“Come Away with Me Lucille, In My Merry Oldsmobile”
“Young Johnnie Steele has an Oldsmobile, He loves a dear little girl, She is the queen of his gas machine, She has his heart in a whirl.” Few songs capture the nostalgia of the birth of the “horseless carriage” than the 1905 musical composition, “In My Merry Oldsmobile,” written by Gus Edwards and Vincent P. Bryan and published by M. Witmark & Sons. Ransome Eli’s Olds Motor Vehicle Company came into existence in 1897.
An excerpt from Sinclair Lewis’s “Babbit,” (1922) further states: “It was a night of lovers. All along the highway into Zenith, under the low and gentle moon, motors were parked and dim figures were clasped in revelry.” An examination of some old Johnson City directories between 1911 and 1921 reveals some early and virtually forgotten automobile businesses:
A.J. Hurlbut & Co. (121 Spring), A.J. Wakefield (200 W. Main), Burrow Motor Co. (339 E. Main), Dahl & Johnson (320 E. Main/227 W. Main), E.D. Hanks Motor Co. (119-121 E. Market), East Tennessee Motor Co. (320 E. Main), H.R. Parrott Motor Co. (Ash Street), Johnson Auto Co. (320 /339 E. Main), Johnson City Automobile & Machine Works (corner of Roan and Millard), Johnson City Buick Co. (339 E. Main), Lewis-Brown Sales Agency (123 E. Market), Model Motor Co. (117 E. Market), Morris Motor Co. (115 S. Roan), Southern Auto & Welding Co. (206 W. Market), Standard Auto Repair Co. (207 Boone), Summers-Parrott Hardware Co. (Buffalo at Ash) and Wood Motor Company (308 E. Main).
An interesting article in an October 1960 Hobbies Magazine told of an antique automobile display called “Come Away with Me Lucille – The Gay Days of Motoring, 1897-1912.” It featured 12 antique cars from the late 1800s. The hazards and hardships seen in the display vividly illustrated the safety concerns and lack of comforts of those beautiful but experimental relics of yesteryear.
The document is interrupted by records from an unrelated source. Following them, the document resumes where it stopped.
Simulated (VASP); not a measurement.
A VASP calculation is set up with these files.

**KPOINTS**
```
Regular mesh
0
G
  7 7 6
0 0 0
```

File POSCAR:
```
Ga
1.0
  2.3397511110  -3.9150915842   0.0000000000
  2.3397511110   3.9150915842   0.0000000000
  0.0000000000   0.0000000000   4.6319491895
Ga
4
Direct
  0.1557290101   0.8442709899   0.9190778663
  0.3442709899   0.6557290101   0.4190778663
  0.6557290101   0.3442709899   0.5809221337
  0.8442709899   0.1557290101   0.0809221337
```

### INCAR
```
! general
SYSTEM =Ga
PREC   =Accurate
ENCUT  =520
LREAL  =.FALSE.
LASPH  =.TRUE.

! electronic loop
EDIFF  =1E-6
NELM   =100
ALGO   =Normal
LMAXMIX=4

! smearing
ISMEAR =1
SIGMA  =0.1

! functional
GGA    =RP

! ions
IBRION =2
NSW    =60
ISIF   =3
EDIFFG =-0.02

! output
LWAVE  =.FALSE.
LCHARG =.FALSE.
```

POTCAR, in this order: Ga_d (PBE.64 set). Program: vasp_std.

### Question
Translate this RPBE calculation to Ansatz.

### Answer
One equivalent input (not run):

Several “dangerous” vehicles were identified that included a 1906 Cadillac, one cylinder, ten H.P., selling price $1050; a 1900 Columbia Electric Surrey (with the fringe on top); and a child’s Electric Runabout of 1907.
Others on display were the 1898 Leon Bollee Tricar, 1899 Locomotive Steamer, 1903 Pierce Motorette, 1903 Autocar Tonneau, 1904 Knox Surrey, 1904 Franklin Touring Car, 1906 Success Auto Buggy, 1911 Buick Runabout and a 1912 Spache Cyclecar. Their attractive finishes, plush upholstery and shiny brass made it difficult to believe that the future of the automobile industry was so uncertain. One man reportedly had his car fabricated in the shape of a horse. Also, Henry Ford twice considered selling his company.
The display also included a wide array of motoring artifacts and parts of early automobiles, ranging from a compilation of horns and headlamps to milady’s vanity case. The article humorously said “this luxurious case, equipped with every conceivable necessity for repairing the effects of the journey, is significant for it was not until nearly 1912 that primping and powering ever took place outside the sanctity of the boudoir.”
“Come away with me Lucille, In my merry Oldsmobile, Down the road of life we'll fly, Auto-mo-bubbling, you and I.”
The “Johnny Steeles” of today must find alternative “merry automobiles” for going “auto-mo-bubbling” with their favorite “Lucilles.” Sadly, the Oldsmobile motored off into the sunset on April 29, 2004 after 106 years of operation.